However, Fallout 3 has stuck with me in a way that the other two games didn’t. I love the rival families of New Reno and the ghoulish Necropolis, but I always go back to the first major mission of Fallout 3. What do we do with Megaton?
As the player begins the game and emerges from Vault 101, Megaton is the first inhabited structure that they will see. It’s a cone-shaped settlement that sits on top of a small hill. The shards of its protective walls arch up toward the sky, and when you approach it for the first time, you can hear a robot talking. Sometimes that robot is shooting a laser gun at some ants. As the player approaches, two giant sheets of metal retract, allowing them into the entryway and near the doors that will take them inside.
Once past that gate, the structure of Megaton is revealed. It’s not just a cone-shaped place. It’s a giant hole in the ground, and the walls create a protective egg over that hole. The metaphor is appropriate, I think, because the visual design of Megaton is meant to communicate one thing to the player: These people are vulnerable.
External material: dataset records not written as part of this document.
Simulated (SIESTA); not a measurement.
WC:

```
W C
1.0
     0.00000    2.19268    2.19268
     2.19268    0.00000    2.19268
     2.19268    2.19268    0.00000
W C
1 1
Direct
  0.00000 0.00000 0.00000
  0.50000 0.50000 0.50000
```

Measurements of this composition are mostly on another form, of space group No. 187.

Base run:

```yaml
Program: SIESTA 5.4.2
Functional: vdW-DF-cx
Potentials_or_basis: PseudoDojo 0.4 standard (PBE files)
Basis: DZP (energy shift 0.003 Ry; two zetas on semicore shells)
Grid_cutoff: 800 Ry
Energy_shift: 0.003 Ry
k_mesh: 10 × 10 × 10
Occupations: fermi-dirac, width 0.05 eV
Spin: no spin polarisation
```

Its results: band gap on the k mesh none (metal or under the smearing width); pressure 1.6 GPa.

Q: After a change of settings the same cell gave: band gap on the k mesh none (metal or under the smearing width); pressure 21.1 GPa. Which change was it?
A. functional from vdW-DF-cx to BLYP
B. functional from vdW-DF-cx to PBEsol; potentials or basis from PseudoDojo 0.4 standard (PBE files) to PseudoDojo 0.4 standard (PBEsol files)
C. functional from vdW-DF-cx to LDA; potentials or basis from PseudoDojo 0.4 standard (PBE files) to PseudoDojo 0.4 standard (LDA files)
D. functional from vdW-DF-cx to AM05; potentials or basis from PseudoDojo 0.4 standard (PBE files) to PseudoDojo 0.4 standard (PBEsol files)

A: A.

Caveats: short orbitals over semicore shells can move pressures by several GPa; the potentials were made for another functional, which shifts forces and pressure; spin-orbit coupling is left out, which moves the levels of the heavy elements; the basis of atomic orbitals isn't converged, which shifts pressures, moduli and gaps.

Megaton is populated by regular people. And that, in itself, is a miracle. The world outside is literally a wasteland, the nuked remains of the nation’s capital, and life is harsh there. Giant ants come out of nowhere to do murder. Gangs of bandits roam the countryside looking for fresh human meat. Floating robots scream propaganda at whoever they pass by. Mutated creatures from beyond imagination clamp, bite, and slash the flesh of the unwilling victim. It’s a grotesque hellscape.
Yet Megaton survives, and something that looks like normal life happens there. Moira, for example, wants to do research for a guide that will make life more liveable for the people who don’t have the comfort of something like Megaton. Sheriff Lucas Simms wants to maintain some sense of law and order, even just the trappings of it, to make sure that life is fair and possible for the people there. People drink, eat, sleep, and love within Megaton. It’s a rusted metal flower blooming in the wasteland.
At the bottom of the crater that Megaton is built in, though, is what made the town possible: An unexploded bomb. It spills out radioactivity. People worship it. They fear its anger and its possible grace. It is, at the same time, both the thing that enabled Megaton to exist to begin with and the thing that can carry out its destruction.
Appropriately, this the is quest that the player goes on. A Mr. Burke tells the player in no uncertain terms that Megaton could be easily wiped from the map. He hands over a detonator, and an implication, and tells you to meet him at a large tower after you’ve rigged the bomb to explode. That tower, owned by a Mr. Tenpenny, is a beacon of evil in the Capital Wasteland. A rich man and his building of wealthy residents wants to blow up Megaton because it’s an eyesore.
If you ally with Burke and Tenpenny, Megaton is destroyed easily. A mushroom cloud goes up on the horizon. “All this bright light and wind has given me quite a thirst,” Tenpenny says immediately afterward. “Where’s my scotch?”
Do we want a new world in a new image, or do we want the old and violent structures?
Allying with the wealthy denizens of Tenpenny Tower is siding against those who would make life possible in the bleakness after the end of the world. The people of Megaton are building something that isn’t the old world, and it’s a blot on the landscape of the landed rich.
While Fallout 3 obviously files the complexity of real-life decisions down to a simple choice, the starkness of choosing between Megaton and Tenpenny reveals the simplicity of these choices in real life. Do we want a new world in a new image, or do we want the old and violent structures?
Part of me wants the moral grey and complexity of the first two Fallout games. I want the knotted stomach delivered by a wide array of player choice. Sometimes, though, things are actually not complex at all. Sometimes it’s about making a choice, and the stakes are clear as day.